[Date Prev][Date Next][Thread Prev][Thread Next][Date Index][Thread Index]

[Condor-users] Help with scheduling start/evict policy in condor_config



We've got a situation where many jobs in a condor pool repeatedly go
through queue/execute/evict loops until they hit a timeout or retry
attempt limit.  What is odd is that they execute for 1-2 minutes before
being evicted, then restart again a few minutes later, only to be
evicted again after 1-2 minutes.  Inside of 10 minutes the same job in
the same pool can be started 3 times and evicted 3 times.

The pool effectively (but not in reality) has two groups of users:
privileged and public.  The core of the policy is supposed to be quite
simple: privileged jobs evict public jobs if there are public jobs
running and no free job slots.  The actual policy currently seems to
evict public jobs even if there are free job slots, which means the
public jobs then get restarted immediately into the free job slots, only
to be evicted again on the next scheduling cycle when a privileged job
considers the state of the job slot (running public job? evict and start
privileged job!).

We haven't had a lot of luck figuring out why this happens.  We are
almost certain it is something in the RANK, START, and PREEMPT
expressions.  Below I include what I think are the relevant extracts
from condor_config.  More details are in a ticket here:

https://ticket.grid.iu.edu/goc/viewer?id=8375  (click "+ Show More" to
see all the details for the latest entry).

TIA,

Ian

DEFAULT_PRIO_FACTOR = 10000

GROUP_PRIO_FACTOR_* entries

GROUP_QUOTA_* entries

MACHINEBUSY = ($(CPUBusy) || $(KeyboardBusy))

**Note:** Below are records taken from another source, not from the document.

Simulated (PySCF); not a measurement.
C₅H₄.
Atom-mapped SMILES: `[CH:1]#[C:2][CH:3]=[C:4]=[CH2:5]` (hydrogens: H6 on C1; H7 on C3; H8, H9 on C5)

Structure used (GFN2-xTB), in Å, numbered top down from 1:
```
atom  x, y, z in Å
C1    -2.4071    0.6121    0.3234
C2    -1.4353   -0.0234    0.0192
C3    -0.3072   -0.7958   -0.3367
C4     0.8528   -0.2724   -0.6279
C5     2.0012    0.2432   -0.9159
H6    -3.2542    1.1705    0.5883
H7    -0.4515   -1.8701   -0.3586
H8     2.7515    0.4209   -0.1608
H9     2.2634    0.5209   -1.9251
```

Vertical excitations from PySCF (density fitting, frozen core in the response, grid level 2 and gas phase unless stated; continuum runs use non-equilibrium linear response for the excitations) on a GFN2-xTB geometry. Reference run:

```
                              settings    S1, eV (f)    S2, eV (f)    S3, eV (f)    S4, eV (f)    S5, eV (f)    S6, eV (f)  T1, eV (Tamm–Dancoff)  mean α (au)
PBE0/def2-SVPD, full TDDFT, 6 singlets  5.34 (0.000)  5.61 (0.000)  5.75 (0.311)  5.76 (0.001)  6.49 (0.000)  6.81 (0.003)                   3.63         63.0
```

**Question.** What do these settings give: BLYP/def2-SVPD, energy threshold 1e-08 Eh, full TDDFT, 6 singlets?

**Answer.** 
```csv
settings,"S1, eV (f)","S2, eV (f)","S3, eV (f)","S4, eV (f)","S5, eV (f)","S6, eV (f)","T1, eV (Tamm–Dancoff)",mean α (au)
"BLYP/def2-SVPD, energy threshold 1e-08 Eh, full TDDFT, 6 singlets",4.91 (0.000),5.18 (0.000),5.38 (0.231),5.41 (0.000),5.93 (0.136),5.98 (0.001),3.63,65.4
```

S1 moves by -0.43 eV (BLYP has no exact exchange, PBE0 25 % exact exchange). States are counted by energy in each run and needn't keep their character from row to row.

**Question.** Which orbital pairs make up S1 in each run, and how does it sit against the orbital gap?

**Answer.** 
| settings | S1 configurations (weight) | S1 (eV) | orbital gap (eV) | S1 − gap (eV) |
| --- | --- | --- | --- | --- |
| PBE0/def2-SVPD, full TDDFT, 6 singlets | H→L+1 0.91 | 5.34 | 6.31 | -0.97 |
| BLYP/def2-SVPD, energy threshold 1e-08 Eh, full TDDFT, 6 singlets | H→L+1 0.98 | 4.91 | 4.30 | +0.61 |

MAXSUSPENDTIME = 10 * $(MINUTE)

MAXVACATETIME = 10 * $(MINUTE)

PREEMPT = False

PREEMPTION_RANK = 0

PREEMPTION_REQUIREMENTS = False

RANK = (regexp("group_cmsuser",TARGET.AccountingGroup) ||
regexp("group_cmsprod",TARGET.AccountingGroup) ||
regexp("group_cdf",TARGET.AccountingGroup) ||
regexp("group_monitor",TARGET.AccountingGroup) ||
regexp("group_mitlns",TARGET.AccountingGroup) ||
regexp("group_cmshi",TARGET.AccountingGroup))

START = (Owner != "cdf") && ((TARGET.IsMadgraph =!= TRUE) ||
(TARGET.IsMadgraph == UNDEFINED) || (SlotID == 1)) && ($(RANK) ||
isUndefined(LastHeardFrom) || LastHeardFrom-EnteredCurrentState>600)

WANT_SUSPEND = False

WANT_VACATE = False